Asking for help isn’t easy…
Asking for money, even more so…
How do you consolidate the sheer drilling that you’ve received since you were a toddler – that asking for help is a BIG, bad thing – with the need for resources and opportunities that make creative lives possible? The voices ring very loudly in your ears – Do not approach strangers, not even to ask directions, as we are taught and retaught through all our experiences – heartbreaks and honest appraisals – till we learn to unquestioningly believe…
Asking makes you vulnerable
Asking allows people to judge you as lesser
Asking means you don’t have enough
And not having enough is a reality the middle-class has been trying to hide like a bad case of hereditary baldness. And the only way to figure your way through this unwritten protocol is to somehow make yourself a self-sufficing island where all needs
are met with the simple expedient of earning money and hardening your heart till you stop recognizing need.

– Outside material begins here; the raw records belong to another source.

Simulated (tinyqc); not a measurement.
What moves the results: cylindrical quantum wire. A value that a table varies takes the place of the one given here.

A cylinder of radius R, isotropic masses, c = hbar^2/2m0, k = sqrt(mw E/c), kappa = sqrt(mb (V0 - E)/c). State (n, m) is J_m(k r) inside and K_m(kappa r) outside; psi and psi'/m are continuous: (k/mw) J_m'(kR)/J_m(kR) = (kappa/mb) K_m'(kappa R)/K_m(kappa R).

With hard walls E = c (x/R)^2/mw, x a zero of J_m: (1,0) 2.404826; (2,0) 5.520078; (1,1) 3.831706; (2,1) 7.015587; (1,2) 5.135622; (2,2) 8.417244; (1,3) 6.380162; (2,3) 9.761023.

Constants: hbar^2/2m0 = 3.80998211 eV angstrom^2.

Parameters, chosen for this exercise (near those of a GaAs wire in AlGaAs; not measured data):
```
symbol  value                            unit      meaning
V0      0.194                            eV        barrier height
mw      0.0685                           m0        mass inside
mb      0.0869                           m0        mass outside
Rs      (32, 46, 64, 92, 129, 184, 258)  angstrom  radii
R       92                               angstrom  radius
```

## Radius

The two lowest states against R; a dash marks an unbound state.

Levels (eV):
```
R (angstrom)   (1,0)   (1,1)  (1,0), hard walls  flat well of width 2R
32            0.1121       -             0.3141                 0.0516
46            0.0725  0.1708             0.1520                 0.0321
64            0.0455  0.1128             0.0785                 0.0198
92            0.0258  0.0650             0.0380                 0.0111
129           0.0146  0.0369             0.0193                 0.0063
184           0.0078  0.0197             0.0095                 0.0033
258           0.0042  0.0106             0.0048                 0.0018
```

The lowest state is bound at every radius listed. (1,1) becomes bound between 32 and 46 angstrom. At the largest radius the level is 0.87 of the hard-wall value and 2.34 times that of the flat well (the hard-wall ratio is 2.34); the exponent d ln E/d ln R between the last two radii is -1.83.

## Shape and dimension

My personal journey to learning how to ask for help was a long and painful one, so I’m not going to bore you with the details. But suffice to say, that after the proverbial ups, downs and flat-on-my-backs – the logic of trying to be so drastically self-sufficient that asking for help becomes a rebellion against one’s sense of dignity and creates a burning discomfort quite like a UTI, escapes me. Because it does not make sense to me how shutting down your dreams, becoming a slave to ‘things’ and building fences around your heart till it becomes incapable of recognizing or giving love is a better alternative to asking for help
And no, I don’t have a massively hopeful, philosophical reason to explain this.
All I have are these pictures of a few people we met and shared our art with, over two days at one of the city’s biggest restaurants . We made strangers smile and sing along, we hugged them and made them happy, we made fools of ourselves and gave them a reason to look up from their conversations and condiments to partake of something different, something engaging, something that they wanted to be part of, but never knew existed.
And yes, we did ask them for money. The amount we got was pretty insignificant. But that’s a few more people in the world who will smile for a few extra hours because a troupe of actors gave them their all. At the end of the day, isn’t that why we started this in the first place?
We asked for help. The world didn’t end. People didn’t turn us away. They pulled us in to embraces that meant more than those some people who claim to love us have given us in some time. And if not their money, they gave us their time, attention and their memories. And an expensive, fine-dining experience became a little more meaningful.
Alright fine, I got philosophical, deal with it!
Because the point is, everyone wants to help, and everyone needs help. It’s about time we stop waiting for someone to make the first move.
My name is Hina Siddiqui. And I need help.